I am presently participating in a writing class offered through the Literary Kitchen and one of my writing mentors, Ariel Gore. Among our assignments each week is a ‘Quick Write’ exercise, which is to be completed in eight minutes or less, in response to a prompt. For this week’s QW, the direction was to ‘Read the prompt. Allow an image to come to mind from early in your life and write to that image. The prompt: A piece of jewelry. Here’s my QW assignment:
It’s one of my earliest recollections. I’m not sure how old I was—four, maybe? I was lying across my dad’s lap, watching Saturday morning cartoons. Dad was rubbing my back.
His hands were rough; scratchy on my back. I turned back to him and said something about it. He opened his hands in front of me. I could see the rough skin, nicks and callouses across his palms and up and down each of his fingers. I also noticed the gold band—his wedding ring—that rode, loosely, his ring finger.
“What happened to your hands?”
“That’s from hard work. They’re like that because I work hard with my hands to take care of you and your brothers and sisters, because I love you.”
I twisted the ring on his finger. “And why do you wear this?”
“It reminds me that I made a promise to your mom to be the best husband I can be.”
I forgot about that conversation immediately. Cartoons were on, after all.
It came flooding back some twenty years later. Having proposed to my girl, and in the excitement as I shared that news with my family, my Mom pulled me aside.

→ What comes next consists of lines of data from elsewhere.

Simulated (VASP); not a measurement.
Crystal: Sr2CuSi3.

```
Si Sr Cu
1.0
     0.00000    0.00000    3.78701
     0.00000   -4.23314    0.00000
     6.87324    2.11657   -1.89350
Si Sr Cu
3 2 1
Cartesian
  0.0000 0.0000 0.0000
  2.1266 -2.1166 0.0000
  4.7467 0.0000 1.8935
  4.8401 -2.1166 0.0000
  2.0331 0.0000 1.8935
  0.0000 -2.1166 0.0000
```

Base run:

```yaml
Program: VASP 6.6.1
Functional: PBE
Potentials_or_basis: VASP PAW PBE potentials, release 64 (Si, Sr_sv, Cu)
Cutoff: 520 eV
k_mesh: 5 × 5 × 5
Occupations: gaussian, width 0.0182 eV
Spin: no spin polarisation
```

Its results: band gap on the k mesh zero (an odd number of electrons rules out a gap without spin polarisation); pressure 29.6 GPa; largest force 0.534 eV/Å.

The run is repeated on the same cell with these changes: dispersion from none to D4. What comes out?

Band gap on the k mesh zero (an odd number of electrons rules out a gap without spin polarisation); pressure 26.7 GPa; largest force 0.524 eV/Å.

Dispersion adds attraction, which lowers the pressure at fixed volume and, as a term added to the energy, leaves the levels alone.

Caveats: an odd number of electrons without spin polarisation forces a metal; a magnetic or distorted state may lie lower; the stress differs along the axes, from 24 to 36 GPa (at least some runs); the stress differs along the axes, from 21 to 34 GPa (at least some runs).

“I wonder if you’d like to have this?” she said, retrieving my dad’s wedding ring from her jewelry box. “He’d be proud to have you wear it. It comes with a lot of responsibility—he was a great husband and father. You’ve got big shoes to fill to be a husband like that.” I flashed back to the back rub, rough hands and that gold band on his finger: “… Hard work because I love you … I made a promise to your mom …”
“I’ll be honored to wear his ring. Thank you!”
I don’t think a day passes apart from my seeing that ring on my hand, or twisting it on my finger—thinking of Dad—and remembering the promise I made to my wife, and the promise we made in bringing our children into this world. It’s an invaluable piece of jewelry—the only piece I own.